On 9th July Tour de France fans will see these roads in a special 1st World War commemorative stage from Ypres to Arenberg. The occasional watchers of the TV coverage may wonder what all the fuss is about but those who have seen the “Hell of the North” will know that they are witnessing something special. The favoured Tour riders who hate these hard roads of the north and spend these weeks of the cobbled classics riding in Spain and Italy could suffer a lot on a day like this.

For my part I will be glued to the coverage because I can say “I was there”. Another unique cycling experience added to my collection.

What an extraordinarily diverse machine the bicycle is. I do not despair!

Watching the Tour of Flanders by bike – great day out

Kevin and Vincent at the Koppenberg

Tpor of Flanders riders Haaghoek

I was not sure how to watch the Tour of Flanders this year. As I was going on my own I had concluded that this was probably a good day for a long spring ride from home. I would then rest at a vantage point and ride home, making perhaps my first 100 mile ride for a long time.

But with a couple of days to go Vincent from Ghent was on the email – “any plans for Sunday? I will probably bike from “hotspot” to “hotspot” between Oudenaarde and Ronse. In this way I can work on my personal condition and watch the race.”

I probably should have looked a bit more closely at the “work on my personal condition” part of the invitation as Vincent is a faster rider than me, but the prospect of company and somebody to map out a route between vantage points was too good to miss. I also knew that it would be great to ride with real fans, local riders with a passion not only for the Flemish riders but “their race”, the culmination of a season of Flanders mini-classics on their roads which build up over several weeks and culminate in the Ronde.
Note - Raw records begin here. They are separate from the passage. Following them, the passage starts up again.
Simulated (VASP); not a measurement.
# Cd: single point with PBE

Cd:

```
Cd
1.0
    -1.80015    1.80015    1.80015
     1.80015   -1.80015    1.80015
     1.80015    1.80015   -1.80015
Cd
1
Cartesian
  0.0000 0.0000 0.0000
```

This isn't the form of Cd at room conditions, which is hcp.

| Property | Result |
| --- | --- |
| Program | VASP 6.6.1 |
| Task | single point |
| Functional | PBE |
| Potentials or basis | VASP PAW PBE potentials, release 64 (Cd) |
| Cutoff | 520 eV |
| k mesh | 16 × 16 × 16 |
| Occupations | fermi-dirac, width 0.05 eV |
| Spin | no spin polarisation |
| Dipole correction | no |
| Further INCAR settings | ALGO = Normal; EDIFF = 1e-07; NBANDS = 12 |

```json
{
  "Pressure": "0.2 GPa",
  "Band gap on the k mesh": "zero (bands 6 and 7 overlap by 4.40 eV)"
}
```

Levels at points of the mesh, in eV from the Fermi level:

The arrangement was quickly made that I would go by train to Ghent, meet the guys and we would ride down to the course. This is relatively easy in Belgium because once you have bought your 24 hour bike ticket you have unlimited access to the rail network for the bike, it is not the lottery experienced in many countries. So I could plan to jump on a train home from any number of stations in the area without hassle.

Watching the race

The Tour of Flanders is one of the most spectator friendly races in the professional cycling calendar. Many of the great bike races flash by from place to place and the only way to watch is to chase the race by car or soak up the atmosphere and watch the rest of the race in a bar.

Official Route Map (from Flanders Classics)

Official Route Map (from Flanders Classics)

With the Tour of Flanders the organisers give flat West Flanders a taste by sending them off into the flat country for 100 or more kilometres, then they bring the race into the Flemish Ardennes and pack 150 km of racing into a small range of steep sided hills just 20km long by 10km wide. This is done by a complicated set of loops and laps which mean that cars find it hard to move almost anywhere in the network of lanes but by bike it is easy to plot a route to see the race several times if you have some local insight.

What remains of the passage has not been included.